ADHL_A Space 16

A Space

New York, aspacestudio.com
Founded in 2016 by Anna Aristova and Roza Gazarian, the Brooklyn-based studio mines natural materials like marble and stone to create geometric monoliths. In one favorite project, they created 14 one-of-a-kind objects from a single 10-inch slab. 

What is American design to you, and what excites you about it?

RG: Having moved to the United States in 2004, and having actually discovered design here, for me American design is all about the creative freedom that comes from having all of these amazing cultures and backgrounds together in one place. It’s about fearless exploration and experimentation, resulting in creation of the most unexpected work.

AA: What excites me the most about American design is the mid-century modern movement, which I find is still very influential among many designers today. For me personally, this period is special because of the new connection and collaboration between United States and Japan – Isamu Noguchi and George Nakashima being two great examples. I am also happy to see that there’s a wave of young designers who are willing to work with materials by hand in the studio rather than outsourcing production elsewhere.

What are your plans and highlights for the upcoming year?

As we plan to continue traveling, our goal is to keep exploring the old craftsmanship, techniques, and materials from all around the world in order to give them new life and meaning. We find the effort of preserving and bringing attention to the traditional craftsmanship to be very important.

We currently have two new collections in the works, and we’re excited to release them during Design Week in May. We are also planning our first solo show in New York this March, where we’ll try to recreate the feeling of the place where the collection was created, making it more about the environment and experience rather than showcasing separate pieces. The collection was created in Alanya, a small town in the south of Turkey, right by the Mediterranean sea. During one of our visits a few years ago, we accidentally came across a family-owned marble quarry that we fell in love with, and have been working with them since. All pieces from the collection were created from one single massive piece of stone, where we leave one side of each piece untouched, unpolished — to remind us of the mountains the stone came from.
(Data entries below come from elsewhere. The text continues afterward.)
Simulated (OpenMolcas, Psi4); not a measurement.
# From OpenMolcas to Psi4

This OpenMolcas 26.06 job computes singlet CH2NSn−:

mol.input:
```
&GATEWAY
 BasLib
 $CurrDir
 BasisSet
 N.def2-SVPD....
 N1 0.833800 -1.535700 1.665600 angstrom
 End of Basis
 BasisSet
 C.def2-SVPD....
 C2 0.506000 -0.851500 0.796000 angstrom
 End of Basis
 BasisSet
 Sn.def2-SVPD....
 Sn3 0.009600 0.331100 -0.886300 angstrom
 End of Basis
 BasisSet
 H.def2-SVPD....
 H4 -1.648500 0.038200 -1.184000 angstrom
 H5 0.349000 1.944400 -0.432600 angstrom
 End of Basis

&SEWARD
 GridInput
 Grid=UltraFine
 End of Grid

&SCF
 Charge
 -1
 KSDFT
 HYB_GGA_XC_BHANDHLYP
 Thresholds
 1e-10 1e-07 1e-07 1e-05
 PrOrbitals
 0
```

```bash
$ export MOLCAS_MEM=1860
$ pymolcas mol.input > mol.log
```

The marble pieces will also be accompanied by a few new sculptural works made from recycled plastic and metal, which will be finished with a Japanese washi technique, which Anna recently learned during her stay with a ceramic master in North Japan. Overall, this show will be centered around the idea of transformation (mountains to furniture, garbage to art, showroom space to experience) and is inspired not only by the mountains of Turkey, but also the fascinating culture of Japan, seen through our eyes and reinterpreted through our studio’s aesthetic.

Lastly, we are working on a dream residential project — a mountain house and a studio space — that will be the ultimate manifestation of our studio’s vision, sensibility and philosophy.

What inspires or informs your work in general?

Exploring and discovering new places, cultures, techniques, and materials has always been very important in our lives. After living in New York for over 15 years, we recognized the need to get out of the city routine and draw our inspiration from the unknown. For example, last year we were fascinated with architecture and craftsmanship of Armenia, and this year our latest wave of inspiration comes from a recent trip to Japan. We are very much fascinated with the village culture of North Japan and their traditional craft, as well as the practice of Zen.

Our inspiration also definitely comes from within, from an inner point of observation of the outside world and the human connection to it. Moments of meditation, tea ceremonies, or simply being alone in nature are a big part of our process — these moments are great for realizing where our thoughts, ideas and concepts come from, and what we would like to say with our work.